Wednesday, June 24, 2009


Baby Mama, Starring Tina Fey, Amy Poehler, and Greg Kinnear, Written and Directed by Michael McCullers, Broadway Video, 2008

(*Note: If you go to the poll that I recently conducted, you will see that Owly won the voting with five votes for Baby Mama's four. Unfortunately, when I started writing the review on Wednesday morning, Baby Mama was tied with Owly at four votes a piece, only I myself voted once for Owly to test the system. Thus, at the time I considered it, Baby Mama actually had one more vote. You are a strange lot of people.)
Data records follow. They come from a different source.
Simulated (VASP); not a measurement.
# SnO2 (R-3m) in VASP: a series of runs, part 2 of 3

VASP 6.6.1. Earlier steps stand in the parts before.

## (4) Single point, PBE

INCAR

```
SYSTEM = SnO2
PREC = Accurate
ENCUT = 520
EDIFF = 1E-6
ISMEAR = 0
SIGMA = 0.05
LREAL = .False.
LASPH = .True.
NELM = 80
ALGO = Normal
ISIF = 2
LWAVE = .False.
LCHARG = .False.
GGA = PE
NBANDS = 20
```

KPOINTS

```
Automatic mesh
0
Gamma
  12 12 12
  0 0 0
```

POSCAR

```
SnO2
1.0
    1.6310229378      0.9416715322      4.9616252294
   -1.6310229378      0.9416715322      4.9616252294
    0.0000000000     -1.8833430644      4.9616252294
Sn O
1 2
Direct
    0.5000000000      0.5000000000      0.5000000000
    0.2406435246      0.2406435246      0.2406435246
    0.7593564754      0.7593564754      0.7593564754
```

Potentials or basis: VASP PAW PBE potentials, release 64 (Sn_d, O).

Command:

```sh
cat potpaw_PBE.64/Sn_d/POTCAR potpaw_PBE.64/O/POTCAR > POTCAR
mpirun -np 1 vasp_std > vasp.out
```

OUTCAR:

Writer/director Michael McCullers has done better work. His 2002 screenplay (with idea originator John Ridley) for Undercover Brother is a solid send-up/romp of blaxploitation films of the seventies. Eddie Griffin was smoothly, archly hilarious in the title role and Dave Chappelle brought an unmatched comic insanity to his part as Conspiracy Brother.

Writer/director Michael McCullers has also done worse. His two sequels to the original Austin Powers were proof that a decent refractory period is necessary for older males to keep from delivering something limp.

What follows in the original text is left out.